On 6/2/2022 8:42 AM, Igor Mammedov wrote:
On Tue, 31 May 2022 13:00:07 -0400
mike tancsa <mike@xxxxxxxxxx> wrote:
Hello,
I have been using kvm since the Ubuntu 18 and 20.x LTS series of
kernels and distributions without any issues on a whole range of Guests
up until now. Recently, we spun up an Ubuntu LTS 22 hypervisor to add to
the mix and eventually upgrade to. Hardware is a series of Ryzen 7 CPUs
(3700x). Migrations back and forth without issue for Ubuntu 20.x
kernels. The first Ubuntu 22 machine was on identical hardware and all
was good with that too. The second Ubuntu 22 based machine was spun up
with a newer gen Ryzen, a 5800x. On the initial kernel version that
came with that release back in April, migrations worked as expected
between hardware as well as different kernel versions and qemu / KVM
versions that come default with the distribution. Not sure if migrations
between kernel and KVM versions "accidentally" worked all these years,
but they did. However, we ran into an issue with the kernel
5.15.0-33-generic (possibly with 5.15.0-30 as well) thats part of
Ubuntu. Migrations no longer worked to older generation CPUs. I could
send a guest TO the box and all was fine, but upon sending the guest to
another hypervisor, the sender would see it as successfully migrated,
but the VM would typically just hang, with 100% CPU utilization, or
sometimes crash. I tried a 5.18 kernel from May 22nd and again the
behavior is different. If I specify the CPU as EPYC or EPYC-IBPB, I can
migrate back and forth.
perhaps you are hitting issue fixed by:
https://lore.kernel.org/lkml/CAJ6HWG66HZ7raAa+YK0UOGLF+4O3JnzbZ+a-0j8GNixOhLk9dA@xxxxxxxxxxxxxx/T/
Thanks for the response. I am not sure. That patch is from Feb. Would
the bug have been introduced sometime in May to the 5.15 kernel than
Ubuntu 22 would have tracked ?
Looking at the CPU flags diff between the 5800 and the 3700,
diff -u 3700x 5800x
--- 3700x 2022-06-02 14:57:00.331309878 +0000
+++ 5800x 2022-06-02 14:56:52.403340136 +0000
@@ -77,6 +77,7 @@
hw_pstate
ssbd
mba
+ibrs
ibpb
stibp
vmmcall
@@ -85,6 +86,8 @@
avx2
smep
bmi2
+erms
+invpcid
cqm
rdt_a
rdseed
@@ -122,13 +125,15 @@
vgif
v_spec_ctrl
umip
+pku
+ospke
+vaes
+vpclmulqdq
rdpid
overflow_recov
succor
smca
-sme
-sev
-sev_es
+fsrm
bugs
sysret_ss_attrs
spectre_v1
Quick summary
On Ubuntu 20.04 LTS with latest Ubuntu updates, I can migrate VMs back
and forth between a 3700x and a 5800x without issue. Guests are a mix of
Ubuntu, Fedora and FreeBSD
On Ubuntu 22 LTS, with the original kernel from release day, I can
migrate VMs back and forth between a 3700x and a 5800x without issue
On Ubuntu 22 LTS with everything up to date as of mid May 2022, I can
migrate from the 3700X to the 5800x without issue. But going from the
5800x to the 3700x results in a migrated VM that either crashes inside
the VM or has the CPU pegged at 100% spinning its wheels with the guest
frozen and needing a hard reset. This is with --live or without and with
--unsafe or without. The crash / hang happens once the VM is fully
migrated with the sender thinking it was successfully sent and the
receiver thinking it successfully arrived in.

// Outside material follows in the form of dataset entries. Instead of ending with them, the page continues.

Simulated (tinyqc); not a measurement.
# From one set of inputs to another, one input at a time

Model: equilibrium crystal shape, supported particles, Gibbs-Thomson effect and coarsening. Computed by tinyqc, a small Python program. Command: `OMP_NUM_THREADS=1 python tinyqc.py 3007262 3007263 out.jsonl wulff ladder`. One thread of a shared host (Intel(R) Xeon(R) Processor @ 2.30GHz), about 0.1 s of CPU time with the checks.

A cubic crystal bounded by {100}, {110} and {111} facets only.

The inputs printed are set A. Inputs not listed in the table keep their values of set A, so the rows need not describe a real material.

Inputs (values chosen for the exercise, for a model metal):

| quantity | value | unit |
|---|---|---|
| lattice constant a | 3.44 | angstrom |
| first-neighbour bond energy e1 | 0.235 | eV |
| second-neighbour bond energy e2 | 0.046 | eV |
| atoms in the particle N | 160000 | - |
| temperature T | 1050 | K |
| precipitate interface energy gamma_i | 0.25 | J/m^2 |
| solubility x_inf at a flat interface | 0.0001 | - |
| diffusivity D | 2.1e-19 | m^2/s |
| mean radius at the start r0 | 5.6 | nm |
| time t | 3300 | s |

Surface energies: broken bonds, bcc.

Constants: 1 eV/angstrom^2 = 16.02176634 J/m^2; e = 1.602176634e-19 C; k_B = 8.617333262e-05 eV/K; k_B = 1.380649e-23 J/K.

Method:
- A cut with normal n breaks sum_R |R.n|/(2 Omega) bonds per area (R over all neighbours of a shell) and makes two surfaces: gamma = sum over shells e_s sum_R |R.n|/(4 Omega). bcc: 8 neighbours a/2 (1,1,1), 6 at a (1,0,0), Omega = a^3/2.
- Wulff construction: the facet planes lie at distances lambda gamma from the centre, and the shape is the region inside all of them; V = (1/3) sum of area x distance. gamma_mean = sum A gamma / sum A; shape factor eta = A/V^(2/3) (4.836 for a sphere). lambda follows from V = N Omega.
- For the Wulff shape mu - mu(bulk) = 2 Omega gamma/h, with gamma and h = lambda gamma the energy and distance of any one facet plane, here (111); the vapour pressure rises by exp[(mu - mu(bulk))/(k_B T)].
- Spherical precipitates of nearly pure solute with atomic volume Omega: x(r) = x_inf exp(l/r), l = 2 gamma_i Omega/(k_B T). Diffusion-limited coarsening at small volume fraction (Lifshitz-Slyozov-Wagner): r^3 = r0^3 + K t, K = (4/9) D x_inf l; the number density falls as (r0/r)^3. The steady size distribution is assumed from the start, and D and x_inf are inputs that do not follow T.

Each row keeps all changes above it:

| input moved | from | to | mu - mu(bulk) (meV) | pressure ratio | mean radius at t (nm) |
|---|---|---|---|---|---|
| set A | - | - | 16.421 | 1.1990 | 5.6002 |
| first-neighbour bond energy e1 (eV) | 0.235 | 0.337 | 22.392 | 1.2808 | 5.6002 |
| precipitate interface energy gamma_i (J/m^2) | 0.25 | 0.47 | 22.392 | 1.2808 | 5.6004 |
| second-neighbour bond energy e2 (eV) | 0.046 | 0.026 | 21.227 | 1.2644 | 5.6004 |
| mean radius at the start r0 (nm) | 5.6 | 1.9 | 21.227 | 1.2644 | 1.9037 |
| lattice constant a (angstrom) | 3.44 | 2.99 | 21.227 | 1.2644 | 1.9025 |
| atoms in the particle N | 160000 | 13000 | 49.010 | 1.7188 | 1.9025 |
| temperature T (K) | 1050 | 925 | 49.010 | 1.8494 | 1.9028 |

On stock Ubuntu 22 (5.15.0-33-generic) I can migrate back and forth to
Ubuntu 20 as long as the hardware / cpu is identical (in this case, 3700x)
On Ubuntu 22 LTS with everything up to date as of mid May 2022 with
5.18.0-051800-generic #202205222030 SMP PREEMPT_DYNAMIC Sun May 22. I
can migrate VMs back and forth that have as its CPU def EPYC or
EPYC-IBPB. If the def (in my one test case anyways) is Nehalem then I
get a frozen VM on migration back to the 3700X.
Some more details at
https://ubuntuforums.org/showthread.php?t=2475399
Is this a bug ? Expected behavior ? Is there a better place to ask
these questions ?
Thanks in advance!
---Mike